I will answer this question generally because I'm sure it's something that confuses a lot of newcomers.
The really short answer is: caching.
Just about every program in your computer uses some form of caching to remember data that has already been loaded/processed recently, so it doesn't have to do the work again.
The size of the cache is invariably limited, so stuff has to be thrown out. And 99% of the time the main criteria for expiring cache entries is, how long ago was this last used?
Your operating system caches file data that is read from disk
PHP caches pages and keeps them compiled in memory
The CPU caches memory in its own special faster memory (although this may be less obvious to most users)
And some things that are not actually a cache, work in the same way as cache:
virtual memory aka swap. When there not enough memory available for certain programs, the operating system has to make room for them by moving chunks of memory onto disk. On more recent operating systems the OS will do this just so it can make the disk cache bigger.
Some web servers like to run multiple copies of themselves, and share the workload of requests between them. The copies individually cache stuff too, depending on the setup. When the workload is low enough the server can terminate some of these processes to free up memory and be nice to the rest of the computer. Later on if the workload increases, new processes have to be started, and their memory loaded with various data.
(Note, the wikipedia links above go into a LOT of detail. I'm not expecting everyone to read them, but they're there if you really want to know more)
It's probably not sleeping. It's just not visited for a while and releases it's resources. It takes time to get it started again.
If the site is visited frequently by many users it should response quickly every time.
It sounds like it could be caching. Is the server running on the same machine as your browser? If not, what's the network configuration (same LAN, etc...)?
I own a community website of about 12.000 users (write heavy), 100 concurrent users max on a single VPS with 1Gb ram. The load rarely goes above 3 and response is quite good.
Currently a simple file cache is used to store DB query results to ease the load on the DB, but the website still can slow down over 220 concurrent users (load test).
How can I find out what the bottleneck is?
I assume that DB is fine as cache is working fine, however Disk IO could cause problem. Each pageload has about 10 includes and 10-20 querys from DB or from the file cache, plus lots of php processing.
I tried using memcache instead of the file cache, but to my suprise the load test seemed to like file cache more.

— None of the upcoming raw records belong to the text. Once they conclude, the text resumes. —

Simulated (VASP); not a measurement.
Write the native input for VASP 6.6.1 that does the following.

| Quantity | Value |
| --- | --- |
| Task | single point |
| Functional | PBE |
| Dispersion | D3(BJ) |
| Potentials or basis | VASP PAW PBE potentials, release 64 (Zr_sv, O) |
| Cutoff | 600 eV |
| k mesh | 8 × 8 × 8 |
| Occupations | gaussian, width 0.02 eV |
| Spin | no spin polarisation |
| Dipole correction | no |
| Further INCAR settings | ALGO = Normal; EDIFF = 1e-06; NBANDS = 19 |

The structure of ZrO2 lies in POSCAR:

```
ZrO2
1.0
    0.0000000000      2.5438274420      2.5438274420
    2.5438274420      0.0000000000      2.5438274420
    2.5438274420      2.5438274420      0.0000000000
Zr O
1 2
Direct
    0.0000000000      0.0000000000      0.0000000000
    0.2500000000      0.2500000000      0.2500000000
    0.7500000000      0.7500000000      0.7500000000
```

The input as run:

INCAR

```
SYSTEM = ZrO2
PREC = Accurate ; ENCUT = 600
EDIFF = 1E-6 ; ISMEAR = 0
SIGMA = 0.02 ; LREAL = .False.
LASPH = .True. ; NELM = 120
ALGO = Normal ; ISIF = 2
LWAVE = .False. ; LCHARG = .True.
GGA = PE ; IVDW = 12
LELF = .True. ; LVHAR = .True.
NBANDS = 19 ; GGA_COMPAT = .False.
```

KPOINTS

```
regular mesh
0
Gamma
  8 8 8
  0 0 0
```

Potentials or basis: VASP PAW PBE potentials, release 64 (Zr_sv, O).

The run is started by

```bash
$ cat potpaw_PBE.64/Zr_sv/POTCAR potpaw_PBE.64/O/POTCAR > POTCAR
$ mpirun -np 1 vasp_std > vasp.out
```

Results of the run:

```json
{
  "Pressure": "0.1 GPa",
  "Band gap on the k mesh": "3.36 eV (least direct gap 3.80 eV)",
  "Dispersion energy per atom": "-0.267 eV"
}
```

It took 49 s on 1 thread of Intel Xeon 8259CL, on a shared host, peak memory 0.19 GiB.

I plan to use Alternative PHP Cache, but I still don't really understand how that cache is invalidated. I have a singe index.php that handles all requests. Will the cache store the result for each individual request? Will it clear the cache automatically if one of my includes (or query result from cache) change?
Any other suggestions for finding bottlenecks (tried xdebug)?
Thanks,
Hamlet
I plan to use Alternative PHP Cache,
but I still don't really understand
how that cache is invalidated. I have
a singe index.php that handles all
requests. Will the cache store the
result for each individual request?
Will it clear the cache automatically
if one of my includes (or query result
from cache) change?
APC doesn't cache output. It caches your compiled bytecode.
Essentially, a normal PHP request looks like this:
PHP files are parsed and compiled to bytecode
The PHP interpreter executes the bytecode
APC caches the result of the first step, so you aren't reparsing/recompiling the same code over and over again. By default, it still stat()s your PHP files on every request, to see if the file has been modified since its cached copy was compiled -- so any changes to your code will automatically invalidate the cached copy.
You can also use APC much like you'd use memcached, for storing arbitrary user data. Keep in mind, however:
A memcached server can serve data to multiple servers; data cached in APC can only really be used locally. Better to serve a gig of data from one memcached box to four servers, than to have 4 copies of that gig of data in APC on each individual server.
Memcached, in my experience, is better at handling large numbers of concurrent writes to a single cache key.
APC doesn't seem to cope very well with its cache filling up. Fragmentation increases, and performance drops.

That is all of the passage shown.